There can be no doubt that the falling-off of rowing is largely due to golf and motoring. It is, unfortunately, the less strenuous forms of sport which appeal most to the modern man, and I am afraid that there is also a disinclination to submit to discipline. In golf, for example, there is no coach with his eyes on every stroke, insisting that you shall put in so many hours every evening, that you shall forswear ‘My Lady Nicotine’ and keep regular hours and strict training. The usual reply that I get when I ask a man to take up rowing is, ‘No thanks, it’s too much like hard work’.
As to how to improve matters, Holloway suggests:
….. the London daily papers might help us to a large extent by giving longer and more interesting accounts of regattas…… Secondly, I should like to suggest that the Henley committee consider… a race for provincial crews four oars with coxswains. The reason many clubs with a good senior four never enter for Henley is that races in the provinces are…. in boat with coxswains…..
The Burton Rowing Club gets the Willoughby treatment (two images below):
The Burton Rowing Club was established in 1865, around the same time as another local club, Trent RC. The famous brewing town was already home to The Leander Boat Club which had been formed early in 1847. Willingly or not, it changed its name to the ‘Burton Leander Rowing Club’ (BLRC) when joining the Amateur Rowing Association in 1899. In 1920, Burton RC was either disbanded or was taken over by Burton Leander (depending on your source) and BLRC took over its clubhouse. Although Burton RC had won the Wyfolds at Henley in 1902, nine years earlier, Willoughby complained that:
Of recent years the Club has not met with a large amount of success owing chiefly to the inroads of golf, tennis and licensing legislation….. Beyond any manner of doubt the Burton could occupy a much higher position in the rowing world were it better supported numerically….. Unless the young athletes of Burton join in greater numbers and practice with greater assiduity, the Club, hard though the few labour, may cease to be worthy of the river.

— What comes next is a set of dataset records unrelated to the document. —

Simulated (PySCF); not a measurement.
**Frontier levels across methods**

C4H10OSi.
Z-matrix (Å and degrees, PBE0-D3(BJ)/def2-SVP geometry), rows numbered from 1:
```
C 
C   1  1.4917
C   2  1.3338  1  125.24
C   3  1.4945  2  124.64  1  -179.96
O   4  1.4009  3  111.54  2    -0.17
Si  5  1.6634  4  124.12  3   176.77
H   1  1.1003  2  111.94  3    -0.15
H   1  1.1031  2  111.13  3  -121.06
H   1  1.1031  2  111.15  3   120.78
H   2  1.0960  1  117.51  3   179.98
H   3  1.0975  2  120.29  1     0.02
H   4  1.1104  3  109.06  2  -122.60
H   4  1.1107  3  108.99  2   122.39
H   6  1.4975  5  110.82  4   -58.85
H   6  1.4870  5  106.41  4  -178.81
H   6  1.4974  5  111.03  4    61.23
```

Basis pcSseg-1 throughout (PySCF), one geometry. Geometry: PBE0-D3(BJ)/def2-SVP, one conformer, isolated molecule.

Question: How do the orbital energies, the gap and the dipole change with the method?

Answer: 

Willoughby claims that Hereford was founded in 1872 but, more authoritatively, this 200-page official club history proves the foundation year as 1861. The original club house was built in 1886 and enlarged in 1909. It was, Willoughby noted approvingly, ‘commodious, with a large dressing room and a ladies’ waiting room…’ Even though ‘it has been represented with a fair amount of success until the last three years’, it is one of the few clubs whose efforts and achievements get the Willoughby seal of approval.

Royal Chester has an important place in the history of British rowing and Willoughby gives a summary – followed by an appeal for more aquatic activity by the local citizens.
The Royal Chester Rowing Club was established in its present form in the year 1838, and shortly after its establishment received from Her late Majesty Queen Victoria the favour of her Royal patronage, and also permission to use the title ‘Royal’…… The Club is an institution of considerable antiquity, having existed long prior to its reconstruction in 1838…… [It has] on several occasions won the principal events at Henley Regatta, and …….the first keel-less boat which appeared at Henley was sent by the Club, and won the Stewards’ Challenge Cup in 1855. The following year [they sent] an eight-oared keel-less boat, with which they won the Grand Challenge Cup… The Bystander would like to see more of the residents of Chester taking active part in the doings of the Club…
A more modern take of the important history of Royal Chester is on the club’s website.

Served by the River Trent, Nottingham Rowing Club (1862) and Nottingham Union Rowing Club (1871) amalgamated in 1946 after the Union’s clubhouse and boats were destroyed in a bombing raid in 1941. Today they form the Nottingham and Union Rowing Club. Nottingham Boat Club (1894) and Nottingham Britannia Rowing Club (1869) amalgamated in 2006 to form Nottingham Rowing Club (along with the Nottingham Schools Rowing Association and the Nottinghamshire County Rowing Association).
Willoughby describes the NRC boathouse as
……capital…. with an excellent dressing room which is also used as a gymnasium and boxing saloon…. The course is about one and a quarter miles, perfectly straight, and ranks among the best in England.

However, the rowers of the Trent do not escape a telling off:
[The town] has now four rowing clubs….. Taking the members as a whole, they are keen, but appear disinclined to train, and as a result very few senior trophies have recently found their way to Nottingham.
Stratford-on-Avon gets a visit from the Bystander Bard (two images below):
Visiting Stratford-on-Avon Boat Club, Willoughby suggests that they look to their past glories to encourage them to ‘wake up’:
…at this moment there appears to be a lull, and the Club is not doing much in the way of adding further laurels to its (past) record. Still The Bystander feels confident that…. when once the order to move goes forth, this gallant little Club will again be in the van – a credit to itself, its historic town and its beautiful county.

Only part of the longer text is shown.